I joined the Prosper UK Business Council because, after nearly twenty-five years of building businesses, I feel more strongly than ever that the UK needs to become a better place to start, grow and scale companies again.
I started my first business at 24. Since then, I have been fortunate enough to found, build and sell several companies across different sectors. Looking back on that journey, one thing is very clear to me: for all the criticism we direct at ourselves as a country, the UK has actually been an extraordinary place to build businesses during my lifetime.
The ability to come up with an idea, take a risk and create something from scratch is something we should not take for granted. Along the way there have been genuinely smart policies that helped encourage entrepreneurship and innovation - from EIS and SEIS through to R&D tax credits and access to early-stage investment. Those things mattered. They helped create businesses, jobs and opportunity.
So I do not subscribe to the idea that everything is broken or that Britain cannot succeed. Quite the opposite. I think we have enormous strengths.
But I also think that, right now, this is one of the most difficult environments for business that I can remember.
Confidence feels fragile. Costs are high. Risk-taking feels less rewarded. And too often there is a gap between what politicians say about supporting business and what businesses actually experience in practice.
Being pro-business is easy as a slogan. Every government says it. But there is a difference between rhetoric and understanding what it actually takes for someone to hire people, invest capital, expand operations or start something from nothing. Those decisions are shaped by confidence, incentives, stability and execution - not just speeches.
Like many people in business, I have always tried to take a pragmatic rather than tribal view of politics. I have voted for all the major parties during my lifetime - Conservative, Liberal Democrat and Labour. I suppose I am what people would now call a politically homeless centrist. I voted for this Labour government two years ago because I believed there was an opportunity to balance economic growth and business confidence with tackling some of the deeper challenges facing society.
A successful country cannot just focus on markets and ignore social outcomes, but equally it cannot improve living standards or public services without creating the conditions for businesses to invest, grow and create jobs.
What I have seen since, unfortunately, has felt very different from that vision. Rather than building confidence, many of the signals and policies have felt actively unhelpful to businesses and entrepreneurs. At a time when confidence and investment should be encouraged, too often the environment has felt more difficult, more uncertain and less supportive of the people taking risks and building companies.
That is one of the reasons Prosper UK appealed to me.
What encouraged me was that it felt less focused on political theatre and more focused on practical action. There are people involved who genuinely understand business because they have actually built businesses themselves.
Prosper UK also recognises that sustainable growth is essential if we want to create opportunity, strengthen communities and improve living standards, which is why that practical focus matters so much.

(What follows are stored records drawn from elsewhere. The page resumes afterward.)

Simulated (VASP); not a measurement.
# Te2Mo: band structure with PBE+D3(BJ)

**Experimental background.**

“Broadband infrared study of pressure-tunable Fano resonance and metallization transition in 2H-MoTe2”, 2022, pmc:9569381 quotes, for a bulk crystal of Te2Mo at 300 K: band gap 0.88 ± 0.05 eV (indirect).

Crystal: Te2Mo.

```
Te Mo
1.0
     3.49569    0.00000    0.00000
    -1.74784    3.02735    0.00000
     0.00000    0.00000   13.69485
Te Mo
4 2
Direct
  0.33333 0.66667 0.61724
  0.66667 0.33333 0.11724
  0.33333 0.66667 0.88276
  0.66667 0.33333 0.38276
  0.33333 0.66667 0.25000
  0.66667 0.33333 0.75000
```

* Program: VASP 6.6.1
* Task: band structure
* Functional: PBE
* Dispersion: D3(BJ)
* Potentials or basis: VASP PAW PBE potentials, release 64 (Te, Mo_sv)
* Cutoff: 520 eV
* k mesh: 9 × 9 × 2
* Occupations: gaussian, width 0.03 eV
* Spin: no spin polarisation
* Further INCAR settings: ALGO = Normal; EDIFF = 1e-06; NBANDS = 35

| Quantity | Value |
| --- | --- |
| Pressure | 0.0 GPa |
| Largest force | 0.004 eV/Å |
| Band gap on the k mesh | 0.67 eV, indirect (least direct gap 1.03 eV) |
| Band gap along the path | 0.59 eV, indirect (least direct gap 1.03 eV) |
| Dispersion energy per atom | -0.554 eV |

But I also think we need to better communicate what we mean by growth. It is easy for the word to become abstract or meaningless. But growth, properly understood, means new companies being formed. It means investment. It means jobs. It means innovation. It means people having more opportunities and communities becoming more prosperous.
When businesses succeed, the country succeeds.
That is ultimately why I joined the Council. I want the next generation of entrepreneurs to feel the same optimism and possibility that existed when I started out. I want the UK to remain a place where ambitious people can build things, create jobs and take risks with confidence.
Prosper UK has an opportunity to help shape that conversation in a serious and credible way, and I am excited to be part of that journey.